Dynamic Channel: A Planning Framework for Crowd Navigation
This addresses the problem of efficient and optimal navigation for robots in crowded settings, though it appears incremental as it builds on existing planning methods.
The paper tackles real-time navigation in dense human environments by introducing Dynamic Channels, a planning framework that combines high-level topological path planning with low-level motion planning to efficiently account for pedestrian dynamics, achieving improved performance compared to a state-of-the-art algorithm on public datasets.
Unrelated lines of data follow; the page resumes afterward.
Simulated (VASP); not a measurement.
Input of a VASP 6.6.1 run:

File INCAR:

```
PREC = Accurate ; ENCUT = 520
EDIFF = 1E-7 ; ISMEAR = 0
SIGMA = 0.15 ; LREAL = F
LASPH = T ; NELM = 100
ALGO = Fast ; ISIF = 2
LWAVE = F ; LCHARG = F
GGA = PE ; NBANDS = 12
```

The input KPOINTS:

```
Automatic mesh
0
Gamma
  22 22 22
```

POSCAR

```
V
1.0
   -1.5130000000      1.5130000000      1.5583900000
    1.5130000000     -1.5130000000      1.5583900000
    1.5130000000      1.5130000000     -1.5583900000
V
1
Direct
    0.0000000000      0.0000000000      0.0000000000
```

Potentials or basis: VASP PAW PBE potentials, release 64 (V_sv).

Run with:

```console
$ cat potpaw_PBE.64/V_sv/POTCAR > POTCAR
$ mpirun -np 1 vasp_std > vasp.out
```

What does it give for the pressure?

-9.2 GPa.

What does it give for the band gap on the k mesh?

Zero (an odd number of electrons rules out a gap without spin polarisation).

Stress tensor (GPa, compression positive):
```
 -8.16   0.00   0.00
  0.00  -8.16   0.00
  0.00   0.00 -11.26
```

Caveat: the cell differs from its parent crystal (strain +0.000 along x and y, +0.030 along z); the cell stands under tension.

Real-time navigation in dense human environments is a challenging problem in robotics. Most existing path planners fail to account for the dynamics of pedestrians because introducing time as an additional dimension in search space is computationally prohibitive. Alternatively, most local motion planners only address imminent collision avoidance and fail to offer long-term optimality. In this work, we present an approach, called Dynamic Channels, to solve this global to local quandary. Our method combines the high-level topological path planning with low-level motion planning into a complete pipeline. By formulating the path planning problem as graph searching in the triangulation space, our planner is able to explicitly reason about the obstacle dynamics and capture the environmental change efficiently. We evaluate efficiency and performance of our approach on public pedestrian datasets and compare it to a state-of-the-art planning algorithm for dynamic obstacle avoidance.